A road trip, and a still-missing photo | History Files
Last updated 6/29/2022 at 11:14am

Photo courtesy of LaDonna L. Jones Snell
Where was this photo of Lake Union bricks taken? No one knows for sure.
It was nearly a three-hour drive from Edmonds to Issaquah to Port Orchard. Later in the day, I reversed the route to come home.
Why would I do that? In Port Orchard there were photographs of Alpine, Washington, when Alpine was in its prime. In Issaquah, Teresa Anderson has her portable scanner, and her considerable scanning skills, which far exceed mine.
So I started my morning driving to Issaquah. I cleared the back end of my Subaru so Teresa could bring everything she needed. The process closely resembled packing a covered wagon for the long trek on the Oregon Trail.
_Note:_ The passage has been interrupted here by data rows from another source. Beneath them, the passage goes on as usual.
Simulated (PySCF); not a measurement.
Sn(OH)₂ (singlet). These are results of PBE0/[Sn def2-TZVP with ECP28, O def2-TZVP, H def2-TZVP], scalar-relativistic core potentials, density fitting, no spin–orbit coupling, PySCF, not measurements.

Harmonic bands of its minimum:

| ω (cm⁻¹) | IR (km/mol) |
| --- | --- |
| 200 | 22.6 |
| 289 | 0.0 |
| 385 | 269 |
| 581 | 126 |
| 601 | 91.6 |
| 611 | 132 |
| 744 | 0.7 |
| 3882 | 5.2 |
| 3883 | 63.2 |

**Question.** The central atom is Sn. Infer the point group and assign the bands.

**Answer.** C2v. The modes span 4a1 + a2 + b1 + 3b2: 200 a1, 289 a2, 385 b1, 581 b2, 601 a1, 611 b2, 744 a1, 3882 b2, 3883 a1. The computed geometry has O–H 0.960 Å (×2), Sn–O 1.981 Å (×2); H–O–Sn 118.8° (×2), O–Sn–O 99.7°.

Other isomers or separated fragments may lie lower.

We set off to Port Orchard, which included navigating Tacoma. I can assure everyone that they are still "improving" the Tacoma merge. We took Highway 16 across the 70-year-old westbound (officially northbound) of the two Narrows Bridges.
The oldest sister of the bridges, Galloping Gertie, remains on the bottom of the Narrows, where it collapsed 82 years ago.
Eventually we neared Port Orchard, stopped for a quick burger at Burger King, and proceeded through back roads to our destination. Once there. we could see immediately that the trip was worthwhile.
Hundreds of photos awaited us.
There were also six of what was first Nippon, then Alpine Lumber Company's annual Thanksgiving dinner and year-end reports, at least two not yet in the possession of a museum. There were also three of the for photos taken by Lee Pickett in Alpine July 4, 1918.
We have the same three photos. It's Lee Pickett's elusive fourth photo from that day that still remains hidden in the mists of time.
I learned from the owner of the photos what she knew about her grandfather and his family living in Alpine in the teens and 1920s as depicted in the photos, most of which I had never seen before.
My job was to identify any individuals and locations from my knowledge of Alpine's history. Meanwhile, Teresa efficiently scanned away for several hours, and decided that some items needed to return to Issaquah for additional work.
Among the photos was a very interesting photo that was clearly NOT Alpine. In the background of the photo is a substantial body of water. No such body of water exists near Alpine.
The men in the photo were tamping concrete into a form to create bricks. After sharing the photo with a number of Puget Sound-area historians and history aficionados, it was decided that the bricks were foundation bricks.
One Queen Anne-based historian said that he'd been waiting eons to see this photo. He knew the process by which the bricks were made, but he had never found a photo of the process in action.
Here we had the real deal.
Then the question: Where was the photo taken? My initial opinion was that the location was Lake Union, something over 100 years ago. My guess was that we were looking southwest from near where Ivar's Salmon House is now. Other opinions were elsewhere on Lake Union, possibly Lake Washington near Sand Point or Kenmore, or maybe even Puget Sound.
Suggestions and photos of possible locations were presented. In my opinion, the most likely turned out to be Lake Union, but not the location I'd first believed. The photo was obviously more than 100 years old, and probably taken before there was a ship canal in Seattle.
The probable location is near the Fremont Bridge, looking southeast toward Capitol Hill, and looking past the point of land that is now Gasworks Park. There was no Fremont Bridge then because there was no need for a bridge. There was no Aurora Bridge. There was a busy industrious and somewhat built-up area that was used for industry instead of bicycle paths.
The next weekend I drove to Queen Anne to look at more photos – this time photos and keepsakes that had been accumulated by the late Mary Daheim. Teresa met me there. North Queen Anne is very close to Fremont. We went to the suggested location of the brick photo and looked at the view.
The area is much more urban than it was 100 years ago, and it was-n't possible to get to the exact location, but we decided that it did look like the location of the long-ago photo. We still don't know any more than that, and a final resolution is still in the future, but it is a fun exercise from a group of photos on a totally different theme.
We found one more thing there near the Fremont Bridge – old railroad tracks. The line that Northern Pacific Railway was built in 1911 to service Lake Union businesses is still there.
The last train ran more than 30 years ago, and the tracks stand on top of rotting pilings, but this vestige of history is still there.
It was a pleasant bonus for two weekends of traveling all over western Washington in search of history.